The Day I Learned to Cry

Growing up I never cried in front of anyone but my parents.  I developed parts of the persona I carry with me now very early in life and crying just wasn’t something I allowed myself to do.  The day I learned how to cry I was probably around 11 years old.  I had fallen off a horse for the first time and let me tell you, I was SHOOK.  As I was trying to get up my trainer asked if I was okay and for the first time that I remember in my life, I said no and I cried.  From that moment on it was a struggle to regain the part of myself that never admitted she wasn’t okay, the part of me that never cried.  The feeling I had when I realized I actually was okay and that my tears were serving no purpose was pathetic.  I felt weak, I felt like I had taken a mask off and I was no longer the strongest person I knew, I was just someone else who cries. 

 That feeling never left me, the feeling that showing you’re not okay is a weakness that detracts from the strength of your being.  Everyone asks me how I get over things so quickly and in part I owe it to the girl I was before I learned to cry.  I carried with me and never forgot the feeling of weakness that ALWAYS follows my tears, the feeling that says “see, you’re fine, and now you’ve shed tears for nothing.  Now you’ve shown your weakness, and for what?” I have been stuck in an internal battle between the “me” that feels shame when she cries and the “me” that has dealt with tragedy and refuses to acknowledge the pain that has worn away at me everyday.

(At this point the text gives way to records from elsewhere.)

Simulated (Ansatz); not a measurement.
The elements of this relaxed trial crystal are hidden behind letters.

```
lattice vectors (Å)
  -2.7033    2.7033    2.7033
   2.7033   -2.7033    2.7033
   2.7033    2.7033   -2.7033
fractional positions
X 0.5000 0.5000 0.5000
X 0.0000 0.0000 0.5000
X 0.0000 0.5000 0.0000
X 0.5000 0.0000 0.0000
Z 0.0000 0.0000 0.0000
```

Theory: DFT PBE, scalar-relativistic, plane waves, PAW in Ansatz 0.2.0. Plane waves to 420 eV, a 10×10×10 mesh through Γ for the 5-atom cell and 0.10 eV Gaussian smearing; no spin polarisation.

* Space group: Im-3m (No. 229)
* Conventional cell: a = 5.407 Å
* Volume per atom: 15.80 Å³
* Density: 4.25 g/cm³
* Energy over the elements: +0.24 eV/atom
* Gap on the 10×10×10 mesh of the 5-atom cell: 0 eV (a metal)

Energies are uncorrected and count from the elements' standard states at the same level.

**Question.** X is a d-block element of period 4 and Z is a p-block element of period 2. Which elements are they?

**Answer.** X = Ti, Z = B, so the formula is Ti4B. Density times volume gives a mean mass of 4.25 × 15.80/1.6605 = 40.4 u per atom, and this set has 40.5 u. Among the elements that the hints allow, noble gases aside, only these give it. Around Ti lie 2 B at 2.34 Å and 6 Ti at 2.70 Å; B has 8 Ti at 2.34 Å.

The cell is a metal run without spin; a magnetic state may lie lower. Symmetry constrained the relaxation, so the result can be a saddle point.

 When my brother died I can count on my hands how many times I cried.  When I spoke at his funeral it was the first time my friends and family really saw me cry.  Afterwards my aunt came up to me and said “I was so worried about you until I finally saw you cry, then I knew you’d be okay”
When my brother died I saw it as a challenge.  Before me was something that I never thought I’d go through, now was my chance to regain the armor I thought was lost to me the day I learned to cry.  I forced myself out of sadness, I skipped his second viewing to go to prom and a horse show.  I forced myself to be the person that people looked at and said “I don’t know how she does it.”  People would ask how I was doing and my answer was automatic and robotic “I’m good! I mean that seems like a bad answer but I can’t change the situation so why spend any time sad about it.” At that point 50% of people looked at me like I was a psychopath and the other 50% looked at me pitifully like I was a sad baby bird.  It was those looks that drove me to continue to be okay, until everyone, including myself was fully convinced that I was telling the truth.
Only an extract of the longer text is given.